Rating: Summary: Useful for the traveler Review: This book should prove quite useful for those traveling to Greece, whether the trip is still in the planning stage or even if it has already been done and the traveler wants to enrich his or her experience with some background information. It is clearly intended for the non-specialist but contains a few insights I had not found in more learned volumes. The style and tone are crisp and fast-paced throughout. The first part, by Boatswain (120 pages), goes from very early Greek civilization to the fall of Constantinople. Normally, this would be too few pages for so much material, but the author does an adequate job, considering his purpose. The second part, by Nicolson, takes us to the end of the twentieth century. I must admit to a bit of disappointment with Boatswain's treatment of the world of Hellenism. He gets all the facts right but wobbles on the spirit of the Hellenistic -- as distinct from the Hellenic. But this is not a real flaw since few historians bother to elaborate on the distinction. Recommended for travelers and for general readers.
Rating: Summary: A concise history lesson perfect for travellers Review: This was the first Greek history book that I read and was interesting enough to both be read in a single sitting and spur my interest to further study Greek history. It's format is of a general, sweeping political overview with the more dramatic points (Pelo. War, War of Independence, the Greek Civil War) covered in detail, while other eras are glossed over in just a handful of pages (Byzantium, Roman occupation). There's a detectable populist-sympathetic slant that is detectible especially in the last third of the book, but such sentiment probably more accurately reflects the Greece that the traveller will find today than Ancient Athens. More academic treatments can be found by Richard Clogg in 'A Concise History of Greece' and the sadly out-of-print 'Modern Greece' by C.M. Woodhouse.
Rating: Summary: A concise history lesson perfect for travellers Review: This was the first Greek history book that I read and was interesting enough to both be read in a single sitting and spur my interest to further study Greek history. It's format is of a general, sweeping political overview with the more dramatic points (Pelo. War, War of Independence, the Greek Civil War) covered in detail, while other eras are glossed over in just a handful of pages (Byzantium, Roman occupation). There's a detectable populist-sympathetic slant that is detectible especially in the last third of the book, but such sentiment probably more accurately reflects the Greece that the traveller will find today than Ancient Athens. More academic treatments can be found by Richard Clogg in 'A Concise History of Greece' and the sadly out-of-print 'Modern Greece' by C.M. Woodhouse.

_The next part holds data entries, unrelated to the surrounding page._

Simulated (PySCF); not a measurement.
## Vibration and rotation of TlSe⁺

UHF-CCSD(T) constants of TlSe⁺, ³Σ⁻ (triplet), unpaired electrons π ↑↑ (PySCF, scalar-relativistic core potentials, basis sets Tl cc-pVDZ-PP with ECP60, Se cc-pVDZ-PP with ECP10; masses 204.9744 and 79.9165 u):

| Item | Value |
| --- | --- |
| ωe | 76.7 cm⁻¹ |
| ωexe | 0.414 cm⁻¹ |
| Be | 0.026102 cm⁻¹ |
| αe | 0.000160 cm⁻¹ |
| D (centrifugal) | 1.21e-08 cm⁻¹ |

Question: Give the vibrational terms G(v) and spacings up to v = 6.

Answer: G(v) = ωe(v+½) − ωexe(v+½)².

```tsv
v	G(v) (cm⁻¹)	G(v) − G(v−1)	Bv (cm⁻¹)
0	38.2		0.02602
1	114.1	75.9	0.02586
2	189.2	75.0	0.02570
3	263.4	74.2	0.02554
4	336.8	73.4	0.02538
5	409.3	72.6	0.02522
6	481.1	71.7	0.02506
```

Rating: Summary: The book plods but the information is there Review: To most people, Greece means the Greece of the Classics--the Parthenon, Delphi, Homer, Crete, and the Greek Islands. Modern Greece means tavernas, retsina, dancing a la Zorba, Greek Orthodox icons, and maybe the memory of Byron. But that leaves a lot of Greek history out of the mix, and it's impossible to truly appreciate the country as it is today without understanding all the centuries in between.
"A Traveller's History of Greece" condenses these several thousand years of history into a manageable size book . It's divided into two parts, the first, covering early Greece through Byzantium, was written by Boatswain, and the second, which brings the history up to the present, by Nicolson. The pace is fairly brisk, a necessity considering the scope of the work, and there are occasional maps, black and white drawings, and a detailed time line at the end of the book. The information it provides is definitely useful--and vital for understanding of Greece as it exists today.
So--why did I give the book only three stars? To be honest, I found it uninspired. The history was there, all right, but most of the time it seemed to be history of the "this happened and then that and then so-and-so did this" variety. Except for occasional glimmers of insight, I didn't find much cultural depth. I was listening to a set of taped lectures on Classical Greece by "The Learning Company" at the same time as I was reading this book., and frankly the tapes gave me a better understanding of the period they covered than did this book.
That's a shame, but it's less of a problem for Classicalal Greek history, since there are lots of other easily accessible resources. For the later periods, however, that's not the case. At the time I picked this book up (it was recommended reading before a tour to Greece), there wasn't much else available that covered the later periods as well as the earlier. In talking with the tour leaders (one an eminent archaeologist), it became apparent that their reactions were similar to mine--and that this book it was about the only game in town What's really needed is a cultural history of the post-Classical centuries to supplement this political history. But, until that comes along, I too will recommend this book.